What is the mathematical motivation behind metric geometry Sorry if the title of this question is not formatted in a way that stackexchange likes, though my question is actually much more specific.
I was reading the book A Course in Metric Geometry, by Burago, Burago, and Ivanov. So I understand the basic idea behind length spaces and length structures seems to be an abstraction of distance. That is, that different metrics may exist on some space and we can group a subset of these metrics intro a length structure. Then a length space applies a metric over the set of metrics in the length structure. Please correct me if I am getting anything wrong.
However the book does not really explain what the mathematical motivation behind metric geometry is? Like what set of problems or questions was metric geometry designed to answer?

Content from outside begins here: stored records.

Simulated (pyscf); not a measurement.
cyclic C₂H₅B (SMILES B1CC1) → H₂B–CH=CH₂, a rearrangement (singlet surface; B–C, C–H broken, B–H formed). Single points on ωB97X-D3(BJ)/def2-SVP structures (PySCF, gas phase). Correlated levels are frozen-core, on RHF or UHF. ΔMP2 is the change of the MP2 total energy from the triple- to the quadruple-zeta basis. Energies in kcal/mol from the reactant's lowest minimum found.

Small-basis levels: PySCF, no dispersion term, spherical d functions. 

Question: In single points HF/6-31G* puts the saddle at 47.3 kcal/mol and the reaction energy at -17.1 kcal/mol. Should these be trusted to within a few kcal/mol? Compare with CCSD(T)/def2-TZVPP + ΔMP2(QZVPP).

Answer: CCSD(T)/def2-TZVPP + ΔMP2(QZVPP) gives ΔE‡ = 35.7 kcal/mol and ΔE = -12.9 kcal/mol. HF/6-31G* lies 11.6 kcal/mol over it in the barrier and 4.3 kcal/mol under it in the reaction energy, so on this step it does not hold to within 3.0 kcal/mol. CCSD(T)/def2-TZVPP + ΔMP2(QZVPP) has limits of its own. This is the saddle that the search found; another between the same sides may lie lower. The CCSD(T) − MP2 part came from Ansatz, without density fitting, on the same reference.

I am looking for some sort of statement like Tao gives on measure theory, where he describes the origin or measure theory in trying to understand the area or volume of a set. And then the development Lebesgue measure as arising from the need to develop a definition of measure that went beyond simple elementary sets, as in the Riemann or Darboux integral.
So did metric geometry arise out of problems in measure theory, or from problems arising out of differential topology and riemann geometry, etc?
 A: The preface answers your question (as I’ve understood it). Metric geometry is intended to be, or at least began as, a project to see how many differential geometric concepts and results could be defined and obtained without recourse to calculus. The example they give of two ways of looking at convex functions is very enlightening from a bird’s eye perspective. I’m nothing like an expert on metric geometry myself having been reading it for a couple of weeks now.
A: In one way it's similar to how we don't always stay within $C^k$ function spaces, but introduce larger function spaces (Lebesgue, Sobolev, etc). For example, $C^1$ is not complete in the norm $\int (|f|+|f'|)$, so when minimizing an integral functional of that kind we would find it hard to prove the existence of a minimizer - a sequence of functions that achieve better and better values of the functional may fail to have a limit. 
Similar things happen with manifolds. The hyperboloids $x^2+y^2=z^2+1/n$ are nice manifolds, but their limit as $n\to\infty$ is a cone, which has a non-manifold point. So when we consider a geometric variational problem, like finding a surface of minimal area with given boundary, one has to worry about losing smoothness in the limit. Bringing non-manifold  spaces into the discussion of surface area, curvature, etc may be  necessary to prove the existence of a minimizer.  
For example, consider Gromov's compactness theorem: 

The set of compact Riemannian manifolds of a given dimension, with Ricci curvature $\ge  c$ and diameter $\le D$ is precompact in the Gromov–Hausdorff metric. 

That's great, but one is immediately led to ask: what is the compactification? I.e., what kind of spaces do we get as limits of sequences of such manifolds in the Gromov-Hausdorff metric? Those aren't necessarily manifolds, but they are metric spaces in which one can still detect that Ricci curvature bound using the methods of metric geometry.